China's huge population that represents a third of the world and its unprecedented economic growth have resulted in the country's supplies of food, energy and metals and minerals falling far short of demand.
This has prompted China to step up efforts to acquire farmlands, oil fields and mining assets abroad.
The world's second-largest economy has the largest population in the world at 1.36 billion and it is expected to rise to 1.4 billion by 2050. The population boom has forced China to source a vast portion of its food and energy needs from abroad.
China is the world's fastest-growing major economy with gross domestic product growth rates averaging 10% over the last 30 years. It is currently the largest manufacturing economy in the world.
The industrialisation has resulted in a massive demand for commodities. Economic development in China has become a major driving force of global commodity prices. China's overseas acquisitions of mining assets are to ensure a stable supply of raw materials for its key manufacturing sector.
Overseas Land Grabbing
China consumes about 20% of the world's food supplies, but its rapid industrialisation has shrunk farmland there, accounting for just 9% of the world total. China lost 8.2 million hectares of arable land between 1997 and 2010 due to urbanisation and environmental degradation, according to the UN Office of the High Commissioner for Human Rights.

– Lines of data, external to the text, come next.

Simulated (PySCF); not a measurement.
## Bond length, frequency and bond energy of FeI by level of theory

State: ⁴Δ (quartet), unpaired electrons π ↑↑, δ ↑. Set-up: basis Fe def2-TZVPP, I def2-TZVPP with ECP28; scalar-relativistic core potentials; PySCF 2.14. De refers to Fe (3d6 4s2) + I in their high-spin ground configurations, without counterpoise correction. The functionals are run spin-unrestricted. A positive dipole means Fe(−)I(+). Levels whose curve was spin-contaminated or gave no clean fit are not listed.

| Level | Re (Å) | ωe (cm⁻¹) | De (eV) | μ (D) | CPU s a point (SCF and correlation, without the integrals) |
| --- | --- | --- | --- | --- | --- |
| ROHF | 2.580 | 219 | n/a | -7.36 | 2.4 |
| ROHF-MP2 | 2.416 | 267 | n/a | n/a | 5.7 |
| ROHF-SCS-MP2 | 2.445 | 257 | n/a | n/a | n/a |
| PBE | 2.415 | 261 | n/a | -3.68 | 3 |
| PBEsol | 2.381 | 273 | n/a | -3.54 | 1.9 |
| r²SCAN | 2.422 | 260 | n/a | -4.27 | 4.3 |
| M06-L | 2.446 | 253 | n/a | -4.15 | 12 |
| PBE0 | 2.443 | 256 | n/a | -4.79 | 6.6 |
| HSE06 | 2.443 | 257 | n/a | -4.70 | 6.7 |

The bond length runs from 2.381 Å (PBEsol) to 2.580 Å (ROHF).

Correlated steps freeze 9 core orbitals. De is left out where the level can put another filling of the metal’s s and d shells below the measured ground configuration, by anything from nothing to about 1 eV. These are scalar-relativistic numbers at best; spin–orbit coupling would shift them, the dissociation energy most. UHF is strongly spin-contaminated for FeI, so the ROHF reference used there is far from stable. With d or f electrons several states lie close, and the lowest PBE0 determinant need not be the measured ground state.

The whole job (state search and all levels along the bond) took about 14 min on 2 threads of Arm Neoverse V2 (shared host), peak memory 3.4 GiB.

"As urbanisation speeds up, consumption has led to greater food demand and domestic grain prices have stayed above global prices," Ding Li, a senior researcher in agriculture at Anbound Consulting in Beijing, told the South China Morning Post.
"Therefore, China has been importing more and more grain."
The spike in global food prices since 2008 has prompted China to take up more farmland overseas in order to contain a further rise in food costs. China is currently one of the leading renters of overseas farmland in Africa, South America and south-east Asia.
In 2009, China owned just two million hectares of farmland outside its territory, but things have now changed with the ruling Communist Party vowing to make the nation more self-sufficient by outsourcing food production. China also appears more cautious over its food policy after a series of scandals over contaminated food.
In Latin American countries such as Brazil and Argentina, China bought up land to grow soya beans, corn and cotton for domestic consumption. Chinese firms have also entered into land grab agreements in Africa and Australia, primarily in search of milk and meat.
In Central Asia, China is targeting countries such as Tajikistan.
Recently, the country moved to Eastern Europe as quasi-military firm Xinjiang Production and Construction Corp agreed with Ukraine to lease 5% of its land for a period of 50 years. Under the plan, China would ultimately control 7.5 million acres of land in Ukraine, representing 9% of its arable land.
China has also invested €10m ($13.5m, £8.4m) in Bulgarian land for growing corn, forage and sunflower.
Acquisition of Mining Assets
China has been viewed as the "dragon" that strives to swallow mineral commodities and assets around the world. It is one of the largest consumers and producers of ores and metals.
Even though China is the largest consumer of certain minerals such as copper, its domestic production accounts for less than 6% of global production. There is a widening gap in China between its mined production and consumption demand, which it is trying to fill through imports and promoting companies for overseas acquisitions.
The country is encouraging consolidation in its domestic mining sector through mergers and acquisitions in order reduce in-house competition and shore up finances for overseas projects.
In 2013, Chinese companies have acquired minority mining-sector stakes in 16 deals totalling $696m outside China, according to Dealogic. The majority of the deals are located in Australia and the rest in Indonesia, Canada and the UK.
Africa is often regarded as the most attractive destination for Chinese outbound mining acquisitions. Chinese firms are benefiting from their reserves of cash unavailable to western competitors to scoop up assets at steep discounts.
"China needs access to natural resources while African countries need a lot of capital and infrastructure support. Therefore, it is very easy for Chinese businesses to gain access to the abundant natural resources in African countries by providing them with capital and infrastructure aid," a respondent told accountants Deloitte during a 2010 survey.
China's Rising Overseas Oil Interests
China is also promoting overseas acquisition of oil and gas assets by domestic companies by providing them necessary financing. The country is looking to feed its economy's rising energy demand with the move.
China's crude oil imports are expected to climb 7.3% and account for 58% of the country's total consumption, according to China National Petroleum Corp (CNPC).
Chinese companies have completed 83 overseas oil and gas purchases worth $100.7bn in the past five years, according to data compiled by Bloomberg. Cnooc's $15.1bn acquisition of Canada-based Nexen early in 2013 was China's largest overseas acquisition.
Over the last five years, Sinopec and CNOOC, the country's second and third-biggest oil and gas producers, spent $41bn and $26bn, respectively, on overseas assets.
China National Petroleum Corp has invested more than $9bn to purchase overseas assets in 2013, including the $4.2bn purchase of a stake in Mozambique's Rovuma fields in July. The company is planning to double its overseas output by 2015.
PetroChina, China's biggest oil and gas producer, is looking to invest $60bn on overseas acquisitions over the period to 2020. By that time, the company intends to raise its production abroad to more than 50% of its total.